As a 1963 spin-off of another ITC show called Man of the World, The Sentimental Agent continued the on-screen character of Carlos Verela. The Man of the World series had an episode aptly named The Sentimental Agent which featured Carlos Thompson. His notable appearance started the ball rolling towards having a dedicated weekly series solely on Carlos’s character.
The Sentimental Agent can grow on you. The scenes of 1960s London and Europe, the fantastic ear worm inducing opening theme by Ivor Slaney and the familiar charm that comes with a production by Lew Grade all make this series worth at least a peek.
Carlos Thompson (Carlos Verela) as the lead actor adds to this charm by his exotic and refined demeanour. After a career in Hollywood and South America, Carlos settled in Europe with his arguably more famous wife Lilli Palmer. There he rekindled his acting career in Germany and in the UK specifically in The Sentimental Agent. Carlos Verela is in the import/export business (Mercury International) and uses his sophistication to wheel and deal with the best of them. His influence has made him friends and enemies and thus the adventures ensue. Carlos’s sense of humour and wit support his advantage over government officials, real estate agents and insurance dealers.
The supporting cast of Clemence Bettany (Miss Carter) and Burt Kwouk (Chin) hold their own as consistently strong characters that in some episodes have more screen time than Carlos Thompson. Miss Carter is the backbone to the business and is often unfortunately portrayed as the stereotypical office secretary. Chin, played by Burt Kwouk, is the ever dedicated Chinese butler/sidekick that seems to be there at the right moment when needed. This role is also clear in its racial connotations that perhaps in the 1960s was hardly identifiable but today runs into the uncomfortable range. Burt Kwouk is still a splendid actor despite the stereotypical typecasting he experienced in most of his career. Another supporting cast member John Turner (Bill Randall) steps in as Carlos’s replacement in the tail end of the series due to the official statement that Carlos Thompson left the series due to his lack of English language skills. Whether this is the truth, Bill Randall’s appearance in the show became the turning point for the series. Bill Randal’s clumsy and oblivious persona was no match to the charisma and aura of Carlos’s character.

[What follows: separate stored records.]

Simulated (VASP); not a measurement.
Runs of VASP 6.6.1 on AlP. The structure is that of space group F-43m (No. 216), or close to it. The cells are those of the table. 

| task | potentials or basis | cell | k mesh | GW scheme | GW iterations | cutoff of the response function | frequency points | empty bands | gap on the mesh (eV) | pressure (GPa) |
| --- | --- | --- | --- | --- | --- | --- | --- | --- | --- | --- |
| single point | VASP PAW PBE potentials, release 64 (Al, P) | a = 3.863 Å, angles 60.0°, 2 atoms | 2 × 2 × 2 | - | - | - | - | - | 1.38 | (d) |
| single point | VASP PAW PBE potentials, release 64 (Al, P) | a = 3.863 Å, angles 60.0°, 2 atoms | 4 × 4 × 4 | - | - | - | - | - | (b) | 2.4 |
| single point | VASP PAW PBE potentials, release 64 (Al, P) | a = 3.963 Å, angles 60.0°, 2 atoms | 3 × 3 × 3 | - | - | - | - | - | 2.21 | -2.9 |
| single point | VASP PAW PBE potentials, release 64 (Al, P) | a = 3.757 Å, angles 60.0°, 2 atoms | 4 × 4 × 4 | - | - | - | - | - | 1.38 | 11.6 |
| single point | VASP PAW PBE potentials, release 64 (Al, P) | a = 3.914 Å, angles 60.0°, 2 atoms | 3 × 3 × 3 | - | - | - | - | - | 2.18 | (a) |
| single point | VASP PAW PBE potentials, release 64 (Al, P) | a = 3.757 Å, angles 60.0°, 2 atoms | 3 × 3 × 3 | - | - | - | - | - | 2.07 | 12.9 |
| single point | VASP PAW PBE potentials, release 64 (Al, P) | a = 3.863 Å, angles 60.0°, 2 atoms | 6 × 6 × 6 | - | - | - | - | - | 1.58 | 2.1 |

After 13 episodes, 5 of which did not feature Carlos Thompson, the Sentimental Agent fizzled into the abyss of unmemorable television series. Yet after the experience of watching all these episodes in detail it is in my opinion that this fate is not deserved.
The region of Palabria rejects a no strings attached £ 11 million gift from the Dollar for Europe trust. But why? Now with only 3 days before the trust opportunity expires Bill Randall must head to Palabria to find out what happened to such an easy deal. The Dollars for Europe Trust would be an easy commission for Mercury so Bill’s interests are not just the people of Palabria. Bill and Chin have a couple of tricks up their sleeves to please all interested parties.
The final episode of this series starts with a very rough edit of Carlos Verela heading out by ship with a beautiful lady, perhaps to close off the series with an appearance of the sentimental agent. Carlos has been missing from the last two episodes. Now that Carlos is gone, Bill Randall, Chin and Miss Carter must handle the business of Mercury International. This episode view into the world of bribes and mild corruption certainly seems feasible in reality and likely was inspired by “gifts” pouring into Europe after World War 2. A decent way to send off this series with a Mercury International happy ending.
Bill Randall is convinced by the daughter of a dead art collector to insure the exporting of a hoard of priceless antiques. The appeal made was to protect the goods from a greedy government looking to take hold of these treasures. This risky business takes on more risk when the shipment goes missing and so does the reputation of Mercury International.
Although I am not an expert at insurance dealing, this episode happens to bring a complicated scheme of insurance fraud into the light. The world of antiques im sure is never far from the protectionists effort to insure their stake in their treasures. Bill Randall is back to play the Mercury International spokesperson while Carlos is away and does get himself into a right mess. It appears his intuition is failing him.
A professor Fletcher and his assistant seeks out Carlos Varela to facilitate some pictures of an ancient Islamic scroll. Carlos’s association with Prince Mahmoud allows him relatively easy access to the scroll and offers to find a way to help them. Through the desert heat, treachery becomes more appealing and Carlos’s reputation is stuck in a sand storm.
Chronically the 11th episode in this series, The Scroll of Islam has Carlos back in the spotlight as the lead of Mercury International. This desert themed episode, despite the obvious racist undertones, is a departure from the European jet setting locations of the previous episodes but still maintains the overall simplicity of the series. The scroll of islam ultimately offers a new space in which Carlos can be the main attraction.
Found hands behind her back and gagged, a young lady fearfully tells of the kidnapping of the daughter of a rich texan oil baron. The highly esteemed finishing school’s matron is given the ransom note but instead of talking to the police decides to call a trusted friend, Carlos. Bill Randall is in Carlos’s place and so the race begins to solve kidnapping case.
A classic story of a young woman’s fake kidnapping to escape her destined upbringing procured by her parents. Annette Andre with her odd Texan accent takes advantage of those around her and finds herself in displeasure of what mess she put herself in. The missing Carlos Thompson is still quite obvious as there still is no storyline of Bill Randall’s connection to Mercury International. Perhaps this will come soon.